Christoph de Babalon AKA Jan-Christoph Wolter is an electronic music producer from Hamburg, Germany. His discography is exhaustive, but he hasn’t always produced dark, intense breakbeats. According to his profile, he withdrew from the music scene in 2001 to compose music for theater and dance before making a comeback in 2008.
Now back to basics, the 4-track Grim Zenith EP is refreshing as it is melancholic. The track ‘Could We Be?’ kicks off the record with a gloomy breakbeat against the nasty sub bass that bounces around the eardrums. Haunting but poetic. Grab the album on Bandcamp or Boomkat.

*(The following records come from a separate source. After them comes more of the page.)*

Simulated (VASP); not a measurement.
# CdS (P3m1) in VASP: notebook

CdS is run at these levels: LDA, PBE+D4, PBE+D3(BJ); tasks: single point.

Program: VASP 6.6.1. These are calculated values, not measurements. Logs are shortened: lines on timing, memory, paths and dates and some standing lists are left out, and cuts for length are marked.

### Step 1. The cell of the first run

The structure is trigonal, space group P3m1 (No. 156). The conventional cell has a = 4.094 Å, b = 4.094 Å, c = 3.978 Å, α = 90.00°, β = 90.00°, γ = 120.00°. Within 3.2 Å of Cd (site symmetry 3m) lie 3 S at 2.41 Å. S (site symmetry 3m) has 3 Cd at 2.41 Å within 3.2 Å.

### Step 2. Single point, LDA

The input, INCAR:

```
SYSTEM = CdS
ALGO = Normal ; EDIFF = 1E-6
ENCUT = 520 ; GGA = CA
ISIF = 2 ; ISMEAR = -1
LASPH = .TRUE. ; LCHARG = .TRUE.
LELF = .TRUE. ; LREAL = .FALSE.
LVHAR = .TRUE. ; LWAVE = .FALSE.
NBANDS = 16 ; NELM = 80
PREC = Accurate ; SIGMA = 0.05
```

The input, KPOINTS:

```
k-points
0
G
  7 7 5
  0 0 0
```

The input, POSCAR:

Shugo Tokumaru is a Japanese singer, songwriter, and multi-instrumentalist. He’s basically a one-man show.
But you don’t need to understand his native Japanese to dig his euphoric melodies, such as the jubilant track ‘Bricolage Music’ which pops and claps in a fidgety rhythm before breaking open to a balearic jam at the two-minute mark.
Compton-based rapper Buddy is back with some beats and rhymes on the 5-track EP entitled Ocean & Montana, a collaboration with Canadian producer Kaytranada.
Buddy originally signed to Pharrell Williams’ I Am Other label where he released the Idle Time album in 2014 along with his single ‘Awesome Awesome.’ But the label relationship fizzled out.
The partnership with Kaytranada is a better fit nonetheless. ‘Guillotine’ pairs Buddy’s smooth flow over some funky West Coast electronic vibes. This is certainly no come-back record; rather, Buddy is just getting started. And Kaytranada’s beats continue to get more interesting.
Slowthai is a rapper/producer from Northampton, England. His latest solo release slowitdown packs a serious punch of grime beats and lyrical jabs, most notably on the track ‘Wiseman’ which originally premiered on Boiler Room and played more recently on the Gilles Peterson show.
Hector Plimmer is an electronic producer from South London. His latest record, Sunshine, is an exploration of trippy synths and jazz drums. “It represents (in no particular order) my musical journey over the past 4 or so years, some of which may never have seen the light of day,” says the musician.
The opening track ‘Let’s Stay’ is a sublime mix of dreamy keys laced to a head-nodding drum kicks. It’s no surprise his influences range from Flying Lotus, Portishead, to Theo Parrish.
Flako is Dario Rojo Guerra, a Berlin-based producer known for his helter-skelter beats. I first discovered him in 2010 with his jaw-dropping Pharcyde sample on the track ‘Love.’
He’s since expanded his sound beyond hip-hop to include more live instruments and global soundscapes, paying tribute to his German-Chilean heritage. Now releasing music under his rebranded name Natureboy, Flako has done some reworks most notably with Malian Wassoulou Oumou Sangaré’s track ‘Yere Faga.’ A worthy listen.
Thrupence is Jack Vanzet, a multidisciplinary artist from Melbourne, Australia. In addition to graphic design and illustration expertise — his Instagram account is dope — he makes electronic beats.
After a long series of original mixtapes, he’s crafted a debut album called Ideas of Aesthetics. The nine-track album represents a collection of songs he’s produced over the last six years, including two collaborations with his brother Edward on vocals. “It has become a diary of places I’ve lived and people I’ve met over this time,” says the artist.
‘Forest On The Sun’ and ‘Rinse Repeat’ are my two favorite tracks on the album, mixing elements of soft piano and choppy electronic beats that’ll make you nod your head and smile 😉
STUFF is a five piece instrumental band from Antwerp, Belgium. ‘Strata’ is the first track from the band’s second album old dreams new planets due out April 28th.
The song vacillates from broken jazz before weaving into a funky, electronic jungle. Says the quintet’s SoundCloud page, “it makes you doubt whether you’re at a rave or at a fusion jazz concert in some late 80’s basement.”
Jazz visionary and French horn player Brother Ah aka Robert Northern presents the release of three unheard albums courtesy of Manufactured Recordings. Today, he runs a hit radio jazz show on WPFW (89.3 FM) in Washington D.C. while teaching his philosophy of “sound awareness” to anyone from the East Coast elites to 5-year-olds who enligthen him with fresh beats.